Skip to main content

Pandas Merge Basics

Introduction

When working with data in the real world, information is often spread across multiple tables or DataFrames. Pandas provides powerful tools to combine these DataFrames, with the merge() function being one of the most important. Understanding how to merge DataFrames is essential for data cleaning, transformation, and analysis.

In this tutorial, you'll learn:

  • What merging is and why it's important
  • How to use the pandas.merge() function
  • Different types of joins (inner, outer, left, right)
  • How to merge on different types of keys
  • Common issues and how to resolve them

What is Merging?

Merging is the process of combining two DataFrames based on common columns or indices. If you're familiar with SQL, pandas merging is equivalent to SQL joins. Merging allows you to combine information from different sources into a single, unified DataFrame.

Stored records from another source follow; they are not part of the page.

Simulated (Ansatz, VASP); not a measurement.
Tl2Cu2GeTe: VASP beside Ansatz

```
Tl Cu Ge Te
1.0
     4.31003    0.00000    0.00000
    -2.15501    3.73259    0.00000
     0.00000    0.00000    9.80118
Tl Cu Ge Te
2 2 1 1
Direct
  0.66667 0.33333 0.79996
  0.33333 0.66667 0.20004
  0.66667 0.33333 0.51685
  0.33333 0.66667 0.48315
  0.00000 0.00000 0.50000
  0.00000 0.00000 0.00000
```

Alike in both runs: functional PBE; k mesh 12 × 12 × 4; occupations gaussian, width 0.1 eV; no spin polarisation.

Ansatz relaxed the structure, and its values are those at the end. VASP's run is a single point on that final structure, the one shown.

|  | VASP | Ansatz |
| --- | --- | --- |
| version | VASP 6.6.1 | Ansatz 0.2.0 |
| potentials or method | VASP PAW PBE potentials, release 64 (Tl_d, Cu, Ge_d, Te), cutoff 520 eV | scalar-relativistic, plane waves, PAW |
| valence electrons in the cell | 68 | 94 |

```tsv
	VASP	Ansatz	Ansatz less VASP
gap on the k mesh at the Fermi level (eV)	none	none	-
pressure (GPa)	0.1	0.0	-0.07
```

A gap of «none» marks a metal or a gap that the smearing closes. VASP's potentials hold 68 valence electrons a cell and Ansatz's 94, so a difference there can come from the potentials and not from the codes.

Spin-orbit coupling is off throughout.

Let's start by importing pandas and creating some example DataFrames:

python
import pandas as pd
import numpy as np

# Create example DataFrames
employees = pd.DataFrame({
'employee_id': [1, 2, 3, 4, 5],
'name': ['Alice', 'Bob', 'Charlie', 'David', 'Eva'],
'department_id': [101, 102, 101, 103, 102]
})

departments = pd.DataFrame({
'department_id': [101, 102, 103, 104],
'department_name': ['HR', 'Engineering', 'Marketing', 'Sales']
})

print("Employees DataFrame:")
print(employees)
print("\nDepartments DataFrame:")
print(departments)

Output:

Employees DataFrame:
employee_id name department_id
0 1 Alice 101
1 2 Bob 102
2 3 Charlie 101
3 4 David 103
4 5 Eva 102

Departments DataFrame:
department_id department_name
0 101 HR
1 102 Engineering
2 103 Marketing
3 104 Sales

Basic Merge Operation

The basic syntax for merging DataFrames in pandas is:

python
pd.merge(left, right, how='inner', on=None, left_on=None, right_on=None)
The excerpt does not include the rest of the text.